# 1/24 or "G" scale Questions



## kdaracal (Jan 24, 2009)

I want to do a suburban street scene, with the basics. I'll just be doing the edge of the streets, up to the first section of driveways-IE: asphalt streets, concrete curbs, manhole covers, grass strip next to street, trees, shrubs, sidewalks, first section of driveways by the street, etc. I think I can fabricate all those areas with train accessories and scratch building.

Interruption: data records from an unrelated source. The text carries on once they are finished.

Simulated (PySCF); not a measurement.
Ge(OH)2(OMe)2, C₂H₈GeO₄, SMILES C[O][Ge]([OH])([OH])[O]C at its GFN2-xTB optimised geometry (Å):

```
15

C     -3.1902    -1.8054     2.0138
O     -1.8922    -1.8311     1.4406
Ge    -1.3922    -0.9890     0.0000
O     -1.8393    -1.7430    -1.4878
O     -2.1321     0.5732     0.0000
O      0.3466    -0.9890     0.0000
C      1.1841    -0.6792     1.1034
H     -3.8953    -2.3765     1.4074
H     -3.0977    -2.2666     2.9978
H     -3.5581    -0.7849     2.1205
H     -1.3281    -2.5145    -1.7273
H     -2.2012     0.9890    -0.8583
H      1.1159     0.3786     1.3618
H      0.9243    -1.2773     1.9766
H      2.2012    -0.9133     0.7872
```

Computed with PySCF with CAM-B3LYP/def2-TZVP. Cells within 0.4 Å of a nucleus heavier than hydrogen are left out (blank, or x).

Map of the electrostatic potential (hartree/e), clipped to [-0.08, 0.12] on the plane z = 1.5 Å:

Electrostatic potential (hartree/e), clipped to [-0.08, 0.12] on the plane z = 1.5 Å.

The things I'd like to buy aftermarket are: light poles, fire hydrants, mailboxes, manhole covers, bicycles, maybe even a mower, etc. I was wondering if anybody knows of a miniature resource for 1/24th or G scale accessories. Google is coming up empty. It's all doll house or very specific NASCAR/garage diorama accessories. I'm just looking for regular, run of the mill stuff you'd see at the corner of Maple and Elm Street, Everywhere, USA. 

Thanks for all your help.

:wave:


----------



## kdaracal (Jan 24, 2009)

Oh. And street corner signs, MPH signs also.


----------



## bob8748 (May 1, 2004)

There is a member offering street sign decals in the custom forum.


----------



## bob8748 (May 1, 2004)

I'm sorry. I forgot 1/24...oops


----------



## gunn (Sep 30, 2002)

alot of the stuff you want are gonna have to be made.
your best bet for signs is shoot real ones with a camara then print them out to the size you need. i have seen lawn mowers - riding in 1/24th scale check ebay or your tractor supply store. thay carry diecast. also check the models out on ebay for lawn mower models. your teleaphone poles can be made from dowels found at lowes. and mail boxes can be made from styrene. i might be able to help you out there. or at least try to see what happens....lol ive never done 1/24th scale stuff i do 1/64th scale normaly


----------



## Quintillus (Jul 2, 2002)

Scale Equipment Ltd.

http://www.seltd.net/index.html


----------



## kdaracal (Jan 24, 2009)

Awesome. thanks for all the help!


----------



## kdaracal (Jan 24, 2009)

Quintillus said:


> Scale Equipment Ltd.
> 
> http://www.seltd.net/index.html


My $100.00 order should be here today!! Thanks!!


----------



## bucwheat (Mar 9, 2010)

I order a lot of stuff on e-bay there are a lot of vendors there who deal in G scale .


----------